Mayor John Cooper has signed an ordinance that moves Nashville a decade ahead in sustainability.
Legislation advanced by Mayor Cooper’s administration (BL2020-458) substantially updates Metro’s building codes and energy standards, which previously relied on 2012 model codes with guidelines dating as far back as 2009.
The new upgrades significantly improve energy efficiency while reducing the environmental impact of building design and construction and strengthen home construction requirements for tornado resistance.
“Our homes, just like Nashville itself, require investments and modernized standards to operate more efficiently and more cost-effectively,” Cooper said. “When those improvements not only lower home energy costs, but also reduce the city’s carbon footprint and further protect homeowners, it makes even more sense to adopt them.”
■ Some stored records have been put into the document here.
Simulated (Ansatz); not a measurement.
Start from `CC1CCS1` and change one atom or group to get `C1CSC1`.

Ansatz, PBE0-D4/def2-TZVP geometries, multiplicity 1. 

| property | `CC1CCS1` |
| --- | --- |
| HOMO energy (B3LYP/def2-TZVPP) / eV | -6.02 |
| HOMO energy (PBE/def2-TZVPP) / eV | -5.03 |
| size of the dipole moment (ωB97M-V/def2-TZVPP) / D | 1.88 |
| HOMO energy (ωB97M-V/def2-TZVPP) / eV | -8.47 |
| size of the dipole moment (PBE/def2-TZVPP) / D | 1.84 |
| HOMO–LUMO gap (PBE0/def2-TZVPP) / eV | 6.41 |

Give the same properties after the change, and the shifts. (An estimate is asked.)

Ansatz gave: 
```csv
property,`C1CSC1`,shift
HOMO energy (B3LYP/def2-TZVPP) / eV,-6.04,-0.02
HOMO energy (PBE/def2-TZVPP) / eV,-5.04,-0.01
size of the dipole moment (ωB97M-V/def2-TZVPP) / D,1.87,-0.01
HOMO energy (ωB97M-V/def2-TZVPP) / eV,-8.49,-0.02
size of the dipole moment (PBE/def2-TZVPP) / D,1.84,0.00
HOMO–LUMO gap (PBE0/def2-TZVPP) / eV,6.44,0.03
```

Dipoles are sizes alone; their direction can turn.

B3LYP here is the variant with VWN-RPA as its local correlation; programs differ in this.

Cooper thanked local construction, home efficiency, architecture and design professionals, as well as members of the Mayor’s Sustainability Advisory Committee, who worked to support the ordinance.
He also recognized Metro Council co-sponsors Colby Sledge, Tom Cash, Brett Withers, Freddie O’Connell, Kathleen Murphy, Ginny Welsch, Burkley Allen, Sean Parker, Emily Benedict, Tonya Hancock, Brandon Taylor, Angie Henderson, Delishia Porterfield, Erin Evans, and Zulfat Suara.
Tennessee’s energy production costs are among the nation’s lowest, yet average residential electric bills in Tennessee are higher than most (the result of poor energy use and insulation standards). Furthermore, lower-income residents are more vulnerable to higher utility costs that result from inefficient building standards.
Cooper’s measure is designed to reduce energy use by up to 30%, providing net lifetime savings of $8,034 for every single-family dwelling unit, according to analysis by Pacific Northwest National Laboratory on behalf of the U.S. Department of Energy.
Cooper’s legislation is also seen as a way to attract investment.As cities compete for businesses that set their own carbon reduction goals, the adoption of energy-efficient building codes has emerged as a key technique for attracting industry, according to Michael P. Vandenbergh, professor and co-director of the Energy, Environment and Land Use Program at Vanderbilt University Law School and a recent appointee to Nashville’s Electric Power Board.
Cooper’s measure also raises the threshold for tornado and high-wind resistance from 90 miles per hour to 115.
The Mayor’s Sustainability Advisory Committee, formed in 2019, continues to work on broad recommendations.